Sample grew up in Salem, Virginia, and graduated from Salem's Andrew Lewis High School in 1973. While at Andrew Lewis, Sample was a three-sport standout in football, basketball, and baseball. As a junior wide receiver on Andrew Lewis' football team, Sample scored the winning touchdown in a 1971 state AAA quarterfinal game. A victory later, Andrew Lewis advanced to the state championship, where Sample's team lost to T. C. Williams High School - a game dramatized (with historical liberties) in the motion picture Remember The Titans. Sample attended Madison College (now James Madison University) for three years, before being drafted by the Rangers in 1976.

Sample singled on his first major league pitch in 1978, made the Topps All Rookie Team in 1979, had his longest hitting streak (19 games) in 1981, was fifth in the A.L. in steals (44 of 52) in 1983, sixth in power-speed numbers and was the tenth toughest to strike out in the league, with only teammate Buddy Bell having hit more home runs of the preceding nine. Sample finished with a career .272 average.

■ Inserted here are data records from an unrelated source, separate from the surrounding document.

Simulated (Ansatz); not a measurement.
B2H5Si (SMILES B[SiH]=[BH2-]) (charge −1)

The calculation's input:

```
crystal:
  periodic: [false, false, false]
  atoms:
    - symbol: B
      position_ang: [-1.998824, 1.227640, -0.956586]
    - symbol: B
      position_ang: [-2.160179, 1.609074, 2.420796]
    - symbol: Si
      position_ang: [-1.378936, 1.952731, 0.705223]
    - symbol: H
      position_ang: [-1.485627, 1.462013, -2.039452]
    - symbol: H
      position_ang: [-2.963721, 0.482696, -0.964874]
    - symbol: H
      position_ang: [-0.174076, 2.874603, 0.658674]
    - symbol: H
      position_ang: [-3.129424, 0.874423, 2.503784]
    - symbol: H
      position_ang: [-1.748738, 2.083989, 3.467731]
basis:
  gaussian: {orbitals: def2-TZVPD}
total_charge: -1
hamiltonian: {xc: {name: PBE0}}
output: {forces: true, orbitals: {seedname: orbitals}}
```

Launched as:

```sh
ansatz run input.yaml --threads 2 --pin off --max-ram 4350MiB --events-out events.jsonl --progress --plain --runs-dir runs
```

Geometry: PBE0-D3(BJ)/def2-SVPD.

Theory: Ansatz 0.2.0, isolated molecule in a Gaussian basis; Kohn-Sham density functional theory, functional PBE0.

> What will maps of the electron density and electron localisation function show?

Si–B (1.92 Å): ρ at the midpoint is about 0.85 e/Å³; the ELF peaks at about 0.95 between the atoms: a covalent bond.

Primarily a broadcaster/writer after his playing days, Sample has broadcast for the Braves, Mariners and Angels, as well as CBS radio, ESPN, and a contributor to NPR. As a scribe, Sample has been published in Sports Illustrated, the New York Times, and was one of the columnists at the inception of U.S.A. Today's Baseball Weekly (now Sports Weekly). Sample was also the baseball consultant for Showtime's, Joe Torre, Curveballs Along the Way, which chronicled the Yankees' 1996 season. Proving the apple doesn't fall far, Sample's daughter, Nikki, lettered in track (javelin) at the University of Rhode Island and oldest son, Ian, caught 10 of Colt Brennan's NCAA record 58 touchdown passes at the University of Hawaii in 2006.